[Slony1-general] Buffering problem

Mon Sep 19 19:35:28 PDT 2005

On 9/19/2005 2:11 PM, Philip Warner wrote:

> Jan Wieck wrote:
> 
>>
>> You didn't misread the code. It indeed buffers based on a compiled in
>> number of rows only and doesn't take the size into account at all. So
>> yes, the fetching thread needs to stop if the buffer grows too large.
>> Since it does block if all buffers are filled, that part wouldn't be
>> too complicated.
>>
>> What gets complicated is the fact that the buffer never shrinks! All
>> the buffer lines stay allocated and eventually get enlarged until slon
>> exits. So even if you stop fetching after you hit large rows, slowly
>> over time all buffer lines will get adjusted to that huge size. On
>> some operating systems (libc implementations to be precise) free()
>> isn't a solution here as it never returns memory to the OS, but keeps
>> the pages for future alloc()s. 
> 
> Well, it would help, wou;dn't it? If in one pass, row(1) had 37MB
> allocated, and in another pass row(2) wanted 37MB, at least another 37MB
> would not be grabbed from the OS -- the freed block would be available.
> 
>> The best way to tackle that would IMHO be to allow only certain buffer
>> lines to be used for huge rows and block if none of them is available.
> 
> Wouldn't this lead to ordering problems?
> 
> What about definining a MAX_ROW_BUFFER which represents the maximum
> allowed to be permanently allocated to command data fetched from the
> log. Then, only fetch cmddata for log rows up to this size. For rows
> larger than this, retrieve the PK and store in the list. When the item
> is to be processed, retrieve the cmddata directly using the PK.
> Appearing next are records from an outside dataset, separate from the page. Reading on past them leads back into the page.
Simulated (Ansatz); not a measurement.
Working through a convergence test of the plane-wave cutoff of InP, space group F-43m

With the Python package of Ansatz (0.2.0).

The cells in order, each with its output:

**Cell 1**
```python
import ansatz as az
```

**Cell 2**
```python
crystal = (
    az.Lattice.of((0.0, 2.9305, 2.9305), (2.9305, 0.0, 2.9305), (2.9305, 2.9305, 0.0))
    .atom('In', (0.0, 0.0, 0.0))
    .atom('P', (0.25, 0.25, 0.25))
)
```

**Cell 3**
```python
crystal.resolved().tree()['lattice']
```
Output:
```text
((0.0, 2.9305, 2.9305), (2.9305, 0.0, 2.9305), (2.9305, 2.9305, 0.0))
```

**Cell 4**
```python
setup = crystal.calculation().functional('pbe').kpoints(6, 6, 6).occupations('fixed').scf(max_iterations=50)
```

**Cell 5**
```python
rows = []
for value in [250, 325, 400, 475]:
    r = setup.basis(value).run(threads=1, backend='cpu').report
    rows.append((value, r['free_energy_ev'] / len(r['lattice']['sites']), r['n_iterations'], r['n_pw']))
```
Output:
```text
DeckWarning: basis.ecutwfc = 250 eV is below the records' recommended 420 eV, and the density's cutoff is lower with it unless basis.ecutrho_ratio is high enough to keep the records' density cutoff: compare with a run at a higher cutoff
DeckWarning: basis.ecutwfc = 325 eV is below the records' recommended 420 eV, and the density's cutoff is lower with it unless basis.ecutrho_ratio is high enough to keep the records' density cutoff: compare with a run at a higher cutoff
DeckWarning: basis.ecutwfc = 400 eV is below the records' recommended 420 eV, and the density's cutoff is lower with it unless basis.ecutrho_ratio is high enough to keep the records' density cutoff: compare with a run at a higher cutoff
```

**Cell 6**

That would create quite a nightmare in the thread coordination. The one 
that does the fetch then needs to be told by the one that does the apply 
to get a specific row instead now.

What you could to to keep it simple is to go with a free() approach. 
free() buffers that are over a certain size after they are applied. And 
have the fetch thread wait if the buffered amount exceeds your limit. In 
addition, you probably want to make the initial fetch size a config 
parameter and also make the actual number of fetched rows depending on 
the buffers fill level, so to speak. The larger the buffer is, the fewer 
rows to fetch in order to avoid "fetching 100 50M rows at once" by surprise.

Jan

-- 
#======================================================================#
# It's easier to get forgiveness for being wrong than for being right. #
# Let's break this rule - forgive me.                                  #
#================================================== JanWieck at Yahoo.com #